I have read and watched several tutorials about MICE. My confusion is about step 1: creating several copies of the original dataset and imputing different values in each copy. In some tutorials, I have seen random subsamples of the original datasets instead of multiple copies of the whole dataset. I am not sure if these two are talking about the same thing or not.
If the first statement is the correct one, does it mean that we impute one VARIABLE in each of these copies?
If the second statement is correct, how do we choose these random subsamples?
Multiple Imputation – How to Choose MICE Multiple Datasets
data-imputationmicemultiple-imputation
Best Answer
The best freely available resource on this topic is probably Stef van Buuren's Flexible Imputation of Missing Data (FIMD). "MICE" stands for "multiple imputation via chained equations," one particular way to do imputation. It might help to keep that distinction in mind.

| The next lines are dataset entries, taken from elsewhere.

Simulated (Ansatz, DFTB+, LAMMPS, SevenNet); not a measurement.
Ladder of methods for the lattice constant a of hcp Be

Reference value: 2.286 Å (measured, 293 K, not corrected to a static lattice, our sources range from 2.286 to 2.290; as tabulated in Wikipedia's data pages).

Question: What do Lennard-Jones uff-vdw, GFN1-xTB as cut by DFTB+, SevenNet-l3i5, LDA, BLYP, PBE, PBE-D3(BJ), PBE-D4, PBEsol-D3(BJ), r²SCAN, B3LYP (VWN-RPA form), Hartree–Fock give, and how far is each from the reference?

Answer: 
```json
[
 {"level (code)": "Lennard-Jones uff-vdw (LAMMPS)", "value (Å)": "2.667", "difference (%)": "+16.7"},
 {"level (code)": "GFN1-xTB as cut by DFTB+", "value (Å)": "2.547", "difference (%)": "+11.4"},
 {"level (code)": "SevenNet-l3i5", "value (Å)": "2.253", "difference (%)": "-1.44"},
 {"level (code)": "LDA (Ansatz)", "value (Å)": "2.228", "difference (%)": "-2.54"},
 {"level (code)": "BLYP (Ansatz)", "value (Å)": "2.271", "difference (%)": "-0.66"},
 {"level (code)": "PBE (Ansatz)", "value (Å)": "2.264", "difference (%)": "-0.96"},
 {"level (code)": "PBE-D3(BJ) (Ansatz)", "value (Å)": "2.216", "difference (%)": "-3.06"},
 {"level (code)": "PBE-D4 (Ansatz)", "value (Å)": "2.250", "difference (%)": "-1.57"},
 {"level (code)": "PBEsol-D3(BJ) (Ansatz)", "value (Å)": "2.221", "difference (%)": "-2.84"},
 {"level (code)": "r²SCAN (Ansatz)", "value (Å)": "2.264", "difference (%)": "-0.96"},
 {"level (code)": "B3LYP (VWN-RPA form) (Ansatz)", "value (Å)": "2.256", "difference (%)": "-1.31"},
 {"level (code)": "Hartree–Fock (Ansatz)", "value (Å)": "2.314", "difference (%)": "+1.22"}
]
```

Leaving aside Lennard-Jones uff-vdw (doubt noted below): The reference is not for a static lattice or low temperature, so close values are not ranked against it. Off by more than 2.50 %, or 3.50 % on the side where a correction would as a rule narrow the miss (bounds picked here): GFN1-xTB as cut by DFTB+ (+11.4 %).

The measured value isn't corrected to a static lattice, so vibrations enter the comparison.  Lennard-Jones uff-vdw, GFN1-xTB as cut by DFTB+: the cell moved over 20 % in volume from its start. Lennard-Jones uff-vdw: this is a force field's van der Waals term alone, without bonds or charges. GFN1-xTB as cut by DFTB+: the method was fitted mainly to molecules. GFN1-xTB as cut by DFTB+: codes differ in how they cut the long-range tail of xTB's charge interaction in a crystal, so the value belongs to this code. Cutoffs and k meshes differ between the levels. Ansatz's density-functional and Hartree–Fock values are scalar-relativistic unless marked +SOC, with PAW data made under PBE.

Each copy of a multiply imputed data set includes imputations of all missing data points, imputations incorporating randomness to acknowledge the variability in imputation. Each is thus a full data set without missing values. Differences in model results among the imputed data sets are used to estimate the error introduced by imputation.
It's not clear from the question just what you mean by "random subsamples of the original datasets." There is random sampling involved in the MICE algorithm (Section 4.5 of FIMD). That, however, is sampling from the conditional distributions of variables among each other within the data set, not subsampling of cases from data sets. Some analysis methods use random subsamples of cases from data sets for cross validation or bootstrapping, but subsampling isn't an imputation method.
So there really isn't an issue in which imputed data sets to "choose." It is critical to make good choices about how to do the imputations and how many imputed data sets to generate.